- Local Guide
Wapakoneta city administrators moved three street projects closer to realization Monday when three ordinances received their first reading during the Wapakoneta City Council meeting.
Safety-Service Director Bill Rains can advertise for bids, negotiate a contract for design plans and develop specifications for repaving West Mechanic Street from South Blackhoof Street to West Auglaize Street as well as a section of Short Road from newly constructed Progress Drive to County Road 25A, if the two ordinances gain council approval on its third reading.
The third piece of legislation is a resolution declaring a necessity to construct curbs, gutters and sidewalks for the East Benton Street project from Water Street to the CSX railroad tracks and for that portion of the street improvement to be paid through special assessment.
Mayor Rodney Metz explained Short Road will continue to use state funds for widening and paving a section of the road. A longer section of the street will be reopened if funds are available. He noted Issue 1 funds are being used on the East Benton Street project.
“If it were not for the grants, we wouldn’t be able to do these street projects,” Metz told the Wapakoneta Daily News after Monday’s council meeting. “The way the city’s finances are set up right now and the time periods they all happen — at this point in time since they fall at different times — we should not have any problem since they are to be completed in the next two to three years.”
The East Benton Street project, with an engineer’s estimated cost of $810,000, is a full-depth reconstruction project with replacement of water, sanitary and stormwater sewer systems. Sanitary and stormwater sewer systems will be separated.
Legislation read for the first time Monday will provide an estimate for assessments for curbs, gutters and sidewalks. Sidewalks will be reviewed by Engineering Department personnel to see if it needs replaced.
A change in the process includes a public hearing earlier in the process in order to receive public input on the project.
“They want to have an East Benton Street project meeting for the first part of January to go over street layout, sidewalk assessments and driveway approaches as well as to inform residents about possible replacement of their utilities, especially natural gas,” Metz said. “The natural gas company will replace the main line but they will replace the lateral to the property if they request it and we, as the city, will do the same with the main lines and laterals for water and sanitary.”
4th Ward Councilor Dan Graf announced a meeting is scheduled for Jan. 10, but no time has been set yet.

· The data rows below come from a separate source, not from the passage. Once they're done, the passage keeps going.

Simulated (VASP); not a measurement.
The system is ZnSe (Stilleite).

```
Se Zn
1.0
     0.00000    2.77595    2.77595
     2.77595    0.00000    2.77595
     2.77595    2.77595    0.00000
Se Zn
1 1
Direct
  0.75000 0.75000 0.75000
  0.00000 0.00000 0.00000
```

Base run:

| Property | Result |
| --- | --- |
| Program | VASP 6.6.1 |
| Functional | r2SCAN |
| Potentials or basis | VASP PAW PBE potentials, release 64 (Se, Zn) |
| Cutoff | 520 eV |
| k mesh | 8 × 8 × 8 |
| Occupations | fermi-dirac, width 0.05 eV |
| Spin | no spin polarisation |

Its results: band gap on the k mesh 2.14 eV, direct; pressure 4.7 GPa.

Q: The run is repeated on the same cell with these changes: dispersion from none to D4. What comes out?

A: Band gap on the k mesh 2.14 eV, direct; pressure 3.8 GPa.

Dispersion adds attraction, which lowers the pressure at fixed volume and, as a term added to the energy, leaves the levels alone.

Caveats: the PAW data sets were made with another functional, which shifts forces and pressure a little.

Metz said the East Benton Street project will be completed in 2012 as well as the West Mechanic Street overlay project. The city is bidding out the paving portion, but city crews will replace curb and gutter.
During Monday’s meeting, councilors continued to debate if curbs and gutters should be the financial responsibility of the city and not assessed to the property owner.
1st Ward Councilor Jim Neumeier argued curbs and gutters should be considered part of the street and thus the city’s responsibility.
Councilors-at-large Tom Finkelmeier Jr. and Steve Walter explained federal money would not permit assessments on a couple state-funded projects and defended the assessment process.
Metz also explained the city will use money in the Job Ready Sites fund created to help with improvements to gain state certification for the 471-acre West Central Ohio Industrial Center. The money are state funds to improve the park.
Since the Progress Drive project came under budget, JRS money is still available for another project and Short Road was selected.
The third project for 2012 is to repave Rauthland, Wagner and Douglas streets using Scrap Tire Amnesty Grant, through the Ohio Department of Natural Resources to use recycled tires for a repaving project. The grant requires a 50 percent match from the city.
Metz explained the East Auglaize Street project is scheduled for 2013 and the West Auglaize Street project is for 2014 or later. Both will use state grant money.